Station Name: MOSS BANK

[Source: Paul Wright]



Date opened: 3.2.1858
Location: South side of Moss Bank Road on what is now Scafell Road.
Company on opening: St. Helens Canal & Railway Company
Date closed to passengers: 18.6.1951
Date closed completely: 6.7.1964
Company on closing: British Railways (London Midland Region)
Present state: Demolished
County: Lancashire
OS Grid Ref: SJ510977
Date of visit: 30.5.2005

Notes: Moss Bank station was situated on the St Helens Canal & Railway Company’s (SHC&RC) St Helens – Rainford Junction line which opened on 1 February 1858. The line was in effect a 6-mile 7 chain northern extension of the SHC&RC Widnes – St Helens line that had opened as the St Helens & Runcorn Gap Railway on 1 February 1833. The SHC&RC obtained an Act to build the line on 4 August 1853 and had the support of the East Lancashire Railway (ELR) who agreed to build a line from Rainford to Ormskirk with the aim of ultimately reaching the seaside town of Southport. At Rainford Junction both the SHC&RC and the ELR lines connected with the Lancashire & Yorkshire Railway (LYR) Liverpool and Wigan line. The ELR line opened from Rainford Junction to Ormskirk on 1 March 1858 and was never extended towards Southport.

Moss Bank opened with two other stations on the line (Gerrards Bridge and Rainford) on the 3 March 1858. The LYR opened a new station called Rainford Junction on its line (replacing its original Rainford station which had been further west).

The station was located on the south side of a level crossing which carried Moss Bank Road over the line. It served the small settlement of Moss bank which lay a short distance to the north-east. At the time of opening the line was single track railway and a platform was provided on the west side. It was constructed from stone and on it stood a simple timber building.

Passenger services ran between St Helens and Rainford Junction and at the time of opening there were four trains in each direction on weekdays. Passengers could connect with ELR services to Ormskirk and with LYR services to Liverpool or Bolton at Rainford Junction.

The line was always more important for freight services and it carried large volumes of goods from the start.

On 13 May 1859 the ELR was absorbed into the LYR.

On 1 June 1864 the SHC&RC was taken over by the London & North Western Railway (LNWR) but the LYR maintained its running rights over the line between Rainford Junction and St Helens.

An open lever frame was installed at Moss Bank station by 1880. It was located at the north end of the platform close to level crossing. By this time sidings had also been added on the east side of the line and the Railway Inn had been built adjacent to the station also on the east side of the line.

In 1890 the line was doubled. The original line became the up (Rainford direction) and the new line the down (St Helens direction). A timber platform was provided for the down line. New facilities were provided on the down platform. They included a new booking office and waiting rooms housed in a timber building with a distinctive curved roof.

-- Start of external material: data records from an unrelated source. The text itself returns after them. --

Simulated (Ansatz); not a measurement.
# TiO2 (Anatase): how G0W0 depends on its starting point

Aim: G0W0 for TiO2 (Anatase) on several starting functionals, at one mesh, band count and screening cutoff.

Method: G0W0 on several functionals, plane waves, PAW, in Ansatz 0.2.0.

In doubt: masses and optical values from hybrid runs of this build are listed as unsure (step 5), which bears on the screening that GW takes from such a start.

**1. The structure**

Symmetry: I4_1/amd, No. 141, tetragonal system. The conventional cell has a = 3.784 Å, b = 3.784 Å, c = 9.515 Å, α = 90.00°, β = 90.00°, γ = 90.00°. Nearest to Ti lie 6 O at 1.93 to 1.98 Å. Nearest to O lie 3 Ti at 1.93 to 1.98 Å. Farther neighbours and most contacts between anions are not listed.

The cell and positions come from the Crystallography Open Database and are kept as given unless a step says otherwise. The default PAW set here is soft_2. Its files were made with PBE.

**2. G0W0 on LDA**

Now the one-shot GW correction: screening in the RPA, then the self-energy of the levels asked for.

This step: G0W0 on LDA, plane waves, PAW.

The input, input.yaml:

The December 1895 timetable timetable showed Moss Bank as having 7 up and 8 down services Monday-to-Friday. There were 2 extra up and 1 extra down trains on saturdays and 3 trains in each direction on Sundays.

By 1909 the service had increased to 12 trains each way on weekdays with three on Sunday. This increased to 14 by 1914 but had dropped back to 12 by 1915. There were some alterations to the numbers and timings of trains on Saturday. The Sunday service remained at three trains.

In 1911 the LNWR revamped the services on its line. The LYR had introduced Hughes rail-motors complete with trailer carriages in 1907 on its half of the line from Rainford Junction to Ormskirk. The LNWR had similar plans, but at the last minute, decided to introduce motor trains using small 2-4-2T tank engines; their 4ft 6in driving wheels were fitted with mechanical operating gear that enabled engine’s regulator to be operated from the driving cab of the coach by means of a rod running beneath it. New coaches were specifically constructed for this service in 1911.

By 1920, through services were operated by both companies, with three trains a day from each company making the through journey out of a total of 12. The Sunday service had been discontinued by 1920.

On 1 January 1923 the entire route from St Helens to Ormskirk became part of the London Midland & Scottish Railway (LMS) which brought it under the direction of one company for the first time. The LMS withdrew the original 4ft 6in driving wheel 2-4-2T engines in favour of the 5ft 6in driving wheel version of the 2-4-2T, and the motor train operation was by the LMS vacuum system. The coaches were also replaced with other LNWR coaches converted to use the vacuum system. The same types of engines and coaches were then used until the service was withdrawn.

The 1932 LMS summer timetable showed 15 up and 15 down services Monday-to-Friday. There was an extra down and 2 extra up trains on Saturdays but there were no Sunday trains.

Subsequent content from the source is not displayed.